I think it's a really interesting idea to hide the DC, but show the roll. On almost any encounter you can almost guarantee that if you roll a natural 1 you failed and a natural 20 you succeeded.
I do think though that there would by many times you would be left wondering. I'm thinking of an encounter where you can help some travelers avoid certain death, and afterwards speak with them. There would be a persuasion or deception check about helping them deliver their goods. The possible results could be:

Success = They accept your help, load you up with a locked chest full of their valuable goods, and offer a reward when the goods are delivered intact.
OR They politely deny your help saying they have help on the way already.

Failure = They politely deny your help saying they have help on the way already
OR They accept your help, load you up with a locked chest full of junk, an offer a reward when the goods are delivered intact. However, on the way to deliver the goods, you get ambushed by a group of bandits that steal all of your gear and leave you on the side of the road unconscious if they win combat. (rather than just outright killing you)

There would be almost no way of knowing if you failed or succeeded if any of those 3 were the outcome. I mean if you rolled LOW you could assume failure and HIGH could assume success, but if failure or success might mean them politely denying your offer, how could you know what that means?

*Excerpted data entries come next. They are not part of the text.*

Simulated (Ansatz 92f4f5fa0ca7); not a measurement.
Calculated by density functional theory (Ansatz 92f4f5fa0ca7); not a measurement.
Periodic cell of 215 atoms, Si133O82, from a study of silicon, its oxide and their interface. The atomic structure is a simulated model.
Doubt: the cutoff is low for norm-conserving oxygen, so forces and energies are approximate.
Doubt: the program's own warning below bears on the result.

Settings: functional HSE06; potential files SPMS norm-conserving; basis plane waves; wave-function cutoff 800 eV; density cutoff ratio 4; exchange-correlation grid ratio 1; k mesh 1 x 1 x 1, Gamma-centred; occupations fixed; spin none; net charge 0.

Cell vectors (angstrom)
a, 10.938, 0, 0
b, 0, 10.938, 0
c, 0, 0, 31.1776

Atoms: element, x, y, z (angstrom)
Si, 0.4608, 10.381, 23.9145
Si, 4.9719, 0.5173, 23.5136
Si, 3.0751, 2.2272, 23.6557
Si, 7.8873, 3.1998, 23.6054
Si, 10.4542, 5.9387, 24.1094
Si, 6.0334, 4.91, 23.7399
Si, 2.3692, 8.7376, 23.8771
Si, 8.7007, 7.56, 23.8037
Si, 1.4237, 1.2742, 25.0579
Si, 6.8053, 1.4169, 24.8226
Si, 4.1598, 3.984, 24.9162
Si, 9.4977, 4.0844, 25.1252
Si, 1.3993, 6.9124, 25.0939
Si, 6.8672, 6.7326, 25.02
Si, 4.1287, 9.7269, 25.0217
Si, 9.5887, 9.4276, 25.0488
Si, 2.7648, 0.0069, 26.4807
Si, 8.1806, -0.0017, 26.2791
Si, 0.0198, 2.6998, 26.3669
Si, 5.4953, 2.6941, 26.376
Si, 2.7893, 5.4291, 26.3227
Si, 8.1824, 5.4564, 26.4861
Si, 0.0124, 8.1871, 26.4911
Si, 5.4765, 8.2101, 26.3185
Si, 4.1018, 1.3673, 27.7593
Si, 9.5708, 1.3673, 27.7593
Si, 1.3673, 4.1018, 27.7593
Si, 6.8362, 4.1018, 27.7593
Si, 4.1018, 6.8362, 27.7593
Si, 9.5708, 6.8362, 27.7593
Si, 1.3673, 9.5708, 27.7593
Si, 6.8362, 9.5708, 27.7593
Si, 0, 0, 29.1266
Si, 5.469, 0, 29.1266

Originally Posted by geala
... I reloaded on several occasions when I "succeeded", because I wanted to fail (to get a fight). There are only very very few checks in the EA in which I wanted to succeed 100% of time......

.....but the following fight against the alerted bandits is not more difficult than if you succeeded in the dialog, I find it even easier to a certain extent. The more the player has such experiences, the more he/she may be inclined to accept dice rolls.

So I'm genuinely curious, why would you attempt something that you wanted to fail? I can't remember every encounter, but it seems like at least almost all of the give you the option to "Leave" or if you wanted to fight, there's an option to give a rude response at least. Even if there isn't that type of option to get out of dialog, if you want to fail a check so you can fight someone, why not just attack them afterward?

I think this is where I get annoyed/confused at the way the RP is being taken out of RPGs, and instead turning them into a game where there is a specific narrative you want to follow to get to a specific ending.
I personally feel like having outcome control taken away is one of the best things art like RPGs can do for us. Can you imagine what it would be like if we had no great novels but only "choose your own adventure" books where you could cheat to get the ending you think you wanted? Yuck!